3

Please note - I'm very unexperienced and this is my first 'real' project.

I'm going to try to explain my problem as best as I can, apologies if some of the terms are incorrect.

I'm trying to scrape the following webpage - https://www.eaab.org.za/agent_agency_search?type=Agents&search_agent=+&submit_agent_search=GO

I can scrape the 'Name' and 'Status', but I also need to get some of the information in the 'Full Details' popup window.

I have noticed that when clicking on the 'Full Details' button the URL stays the same.

Below is what my code looks like:

import scrapy
from FirstScrape.items import FirstscrapeItem

class FirstSpider(scrapy.Spider):
    name = "spiderman"
    start_urls = [
        
        "https://www.eaab.org.za/agent_agency_search?type=Agents&search_agent=+&submit_agent_search=GO"
        
        ]
    
    def parse(self, response):
        item = FirstscrapeItem()
        item['name'] = response.xpath("//tr[@class='even']/td[1]/text()").get()
        item['status'] = response.xpath("//tr[@class='even']/td[2]/text()").get()
        #first refers to firstname in the popup window
        item['first'] = response.xpath("//div[@class='result-list default']/tbody/tr[2]/td[2]/text()").get()
        
        
        return item

I launch my code from the terminal and export it to a .csv file.

Not sure if this will help but this is the popup / fancy box window:

popup window

Do I need to use Selenium to click on the button or am I just missing something? Any help will be appreciated.

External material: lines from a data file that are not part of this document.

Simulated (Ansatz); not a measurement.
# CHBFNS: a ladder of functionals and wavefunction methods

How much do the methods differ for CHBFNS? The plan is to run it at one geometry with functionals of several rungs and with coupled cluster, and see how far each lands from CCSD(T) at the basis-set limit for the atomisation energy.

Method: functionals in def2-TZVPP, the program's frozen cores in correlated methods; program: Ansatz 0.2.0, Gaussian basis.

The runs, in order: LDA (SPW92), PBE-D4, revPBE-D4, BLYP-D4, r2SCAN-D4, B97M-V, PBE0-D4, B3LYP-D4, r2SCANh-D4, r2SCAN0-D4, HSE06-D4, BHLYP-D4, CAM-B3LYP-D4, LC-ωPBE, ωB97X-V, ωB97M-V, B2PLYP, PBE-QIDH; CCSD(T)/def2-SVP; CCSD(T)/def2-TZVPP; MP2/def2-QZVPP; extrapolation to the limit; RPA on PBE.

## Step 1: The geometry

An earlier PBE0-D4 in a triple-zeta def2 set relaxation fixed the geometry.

I'm very eager to learn more about Python and scraping.

Thank you.

2 Answers2

2

This is the URL you need to extract from your starting page:

<a href="/listing_detail.php?agents_id=169039" class="agent-detail">Full Detail</a>

To get the content of pop-up-window open this extracted URL as another request.

Lukas Poustka
  • 91
  • 1
  • 3
  • 5
2

In the Full Detail you have the href attribute you need to get this url and make requests. Maybe it helps you:

import scrapy
from scrapy.crawler import CrawlerProcess

class FirstSpider(scrapy.Spider):
    name = "spiderman"
    start_urls = [
        
        "https://www.eaab.org.za/agent_agency_search?type=Agents&search_agent=+&submit_agent_search=GO"
        
        ]
    
    def parse(self, response):
                
        all_urls = [i.attrib["href"] for i in response.css(".agent-detail")]
        for url in all_urls:
            yield scrapy.Request(url=f"https://www.eaab.org.za{url}", callback=self.parse_data)
        
    def parse_data(self, response):
        print(response.css("td::text").extract())
        print("-----------------------------------")
dimay
  • 2,768
  • 1
  • 13
  • 22